In [4]:
import pandas as pd
from bs4 import BeautifulSoup
import requests
import numpy as np
import os

# Pages
Since there are multiple pages, we will get the links for each one

In [5]:
headers = ({'User-Agent':
           'Mozilla/5.0 (X11; Linux x86_64) AppleWebKit/537.36 (KHTML, like Gecko)Chrome/44.0.2403.157 Safari/537.36',
                           'Accept-Language': 'en-US, en;q=0.5'})

In [6]:
url = 'https://mitpress.mit.edu/books/series/mit-press-essential-knowledge-series'

page = requests.get(url, headers=headers)
soup = BeautifulSoup(page.content, 'html.parser')

page_num = []
pages = []

for page in soup.findAll(class_ = 'pager__item'):
    page_num.append(int(page.a.get('href').split('=')[1]))
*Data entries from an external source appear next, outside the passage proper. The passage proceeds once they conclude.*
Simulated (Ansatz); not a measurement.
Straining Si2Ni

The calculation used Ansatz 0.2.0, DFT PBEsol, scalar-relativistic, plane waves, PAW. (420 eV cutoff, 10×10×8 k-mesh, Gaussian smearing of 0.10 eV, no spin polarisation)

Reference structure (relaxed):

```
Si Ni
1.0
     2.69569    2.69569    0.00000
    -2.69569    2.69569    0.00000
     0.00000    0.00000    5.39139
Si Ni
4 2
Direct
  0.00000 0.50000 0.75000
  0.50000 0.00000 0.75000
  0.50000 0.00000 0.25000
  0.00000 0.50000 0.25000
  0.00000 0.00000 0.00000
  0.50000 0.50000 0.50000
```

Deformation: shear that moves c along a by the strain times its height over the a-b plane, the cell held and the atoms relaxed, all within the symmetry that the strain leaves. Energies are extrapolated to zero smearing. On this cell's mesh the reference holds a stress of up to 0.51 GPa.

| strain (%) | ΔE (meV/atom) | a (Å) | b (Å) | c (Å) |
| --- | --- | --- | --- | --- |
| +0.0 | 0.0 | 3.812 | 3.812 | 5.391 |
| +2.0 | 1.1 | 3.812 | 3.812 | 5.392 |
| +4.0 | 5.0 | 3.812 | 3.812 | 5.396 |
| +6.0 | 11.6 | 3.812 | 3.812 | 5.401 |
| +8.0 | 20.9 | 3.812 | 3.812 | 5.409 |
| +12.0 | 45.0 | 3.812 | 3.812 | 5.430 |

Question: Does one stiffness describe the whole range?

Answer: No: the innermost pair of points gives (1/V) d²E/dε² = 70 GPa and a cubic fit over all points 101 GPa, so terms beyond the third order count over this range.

num_of_pages = max(page_num)

for page in range(num_of_pages+1):
    pages.append(url + '?page=' + str(page))

In [7]:
pages

['https://mitpress.mit.edu/books/series/mit-press-essential-knowledge-series?page=0',
 'https://mitpress.mit.edu/books/series/mit-press-essential-knowledge-series?page=1',
 'https://mitpress.mit.edu/books/series/mit-press-essential-knowledge-series?page=2']

## Information
- Title
- Author
- Link to book
- Publish Date
- Price

In [4]:
# Initialize lists to add data
titles  = []
authors = []
links =   []
dates   = []
prices  = []


for page in pages:
    # Create soup
    raw_page = requests.get(page)
    soup = BeautifulSoup(raw_page.content, 'html.parser')

    # Get relevant html
    results = soup.find(class_ = "results__list")

    # Book Title
    for i in results.findAll(class_ = 'sm-teaser__title'):
        titles.append(i.string.strip())

    # Author
    for i in results.findAll(class_="sm-teaser__meta--first"):
        atrs = i.findAll(property='name')
        if len(atrs) > 1:  # In case there are multiple authors
            authors.append(', '.join([x.string.strip() for x in atrs]))
        else:  # Single authors
            authors.append(i.a.string.strip())

    # Link
    for i in results.findAll(typeof='Book'):
        links.append(i.a.get('href'))

    # Publish Date
    for i in results.findAll(property='publishDate'):
        dates.append(i.get("datetime"))

    # Price
    for i in results.findAll('span', property='price'):
        prices.append(i.text.strip())

## Save data as a DataFrame

In [5]:
data = {
    "title":titles,
    "authors":authors,
    "link": links,
    "publish_date":dates,
    "price":prices
}

In [6]:
df = pd.DataFrame(data=data)
df.head()

Unnamed: 0,title,authors,link,publish_date,price
0,Placebos,Kathryn T Hall,https://mitpress.mit.edu/books/placebos,2022-09-20,$16.95
1,Happiness,Tim Lomas,https://mitpress.mit.edu/books/happiness-1,2022-09-20,$16.95
2,Hunting,"Jan Dizard, Mary Zeiss Stange",https://mitpress.mit.edu/books/hunting,2022-09-20,$16.95
3,Robot Ethics,Mark Coeckelbergh,https://mitpress.mit.edu/books/robot-ethics-1,2022-09-06,$16.95
4,Analog,Robert Hassan,https://mitpress.mit.edu/books/analog,2022-09-06,$16.95


# Save Data
Save as a csv and excel file

In [7]:
# Path to the folder
path = os.path.realpath('saved_data')

# CSV file
df.to_csv(path+'\\data.csv', index=False)

# Excel file
df.to_excel(path+'\\data.xlsx', index=False)